While well aware of the risks, Valdez dedicated his life to addressing these pressing issues. In 2003, he co-founded the Sinaloa-based crime and corruption-focused publication RioDoce. At the time of the publication’s founding, the state government was believed to control most of Sinaloa’s media, and Valdez saw the need to provide more honest coverage of organized crime’s toll on Mexican society and governance.

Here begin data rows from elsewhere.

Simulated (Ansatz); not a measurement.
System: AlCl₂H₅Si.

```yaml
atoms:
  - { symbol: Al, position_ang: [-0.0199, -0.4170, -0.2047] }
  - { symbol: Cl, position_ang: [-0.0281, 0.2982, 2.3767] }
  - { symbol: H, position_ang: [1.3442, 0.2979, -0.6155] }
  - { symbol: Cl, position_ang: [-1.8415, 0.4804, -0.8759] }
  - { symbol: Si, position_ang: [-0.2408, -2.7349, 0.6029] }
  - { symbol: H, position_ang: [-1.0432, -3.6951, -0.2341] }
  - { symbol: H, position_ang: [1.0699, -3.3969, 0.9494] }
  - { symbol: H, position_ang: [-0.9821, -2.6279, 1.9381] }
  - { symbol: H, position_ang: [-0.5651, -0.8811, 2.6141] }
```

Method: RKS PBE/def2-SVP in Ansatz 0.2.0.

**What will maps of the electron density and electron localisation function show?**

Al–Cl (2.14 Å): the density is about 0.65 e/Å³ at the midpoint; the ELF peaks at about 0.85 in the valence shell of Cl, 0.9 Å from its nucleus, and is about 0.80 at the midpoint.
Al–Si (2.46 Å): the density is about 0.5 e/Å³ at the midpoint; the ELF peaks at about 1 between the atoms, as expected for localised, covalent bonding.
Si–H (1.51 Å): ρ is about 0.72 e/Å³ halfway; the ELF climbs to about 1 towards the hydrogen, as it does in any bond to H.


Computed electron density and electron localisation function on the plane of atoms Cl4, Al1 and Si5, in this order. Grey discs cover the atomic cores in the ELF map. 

In 2011, Valdez spoke at the Wilson Center about his work at a Mexico Institute event in the midst of Mexico’s rising homicide rates, discussing the risks faced by journalists reporting on organized crime. Widely considered the height of Mexico’s drug war, 2011 was the country’s most violent year on record, with nearly 23,000 homicides documented nationwide by the Mexican National Security System (SNSP). When asked by the Mexico Institute’s Eric L. Olson about why he continued reporting on such dangerous topics in such a hostile context, Valdez said, “The other option is to stay quiet and to turn a blind eye…I believe everyone must assume the responsibility given to them.”
The broader picture
Through his activism and dedicated reporting, Valdez called attention to Mexico’s incessant struggle to put an end to violence against journalists. Press freedom watchdog Reporters without Borders (RSF) consistently ranks Mexico the most dangerous country in the Western Hemisphere for the media, and in its 2017 World Press Freedom Index, RSF declared Mexico the third deadliest country in the world for the press, behind only Syria and Afghanistan. According to international human rights organization Article 19, 105 journalists have been murdered in Mexico since 2000, and in 2016 alone, the organization documented 426 total acts of aggression against the press, including 11 homicides. The most common types of attacks recorded by Article 19 last year included physical assault, intimidation, and threats.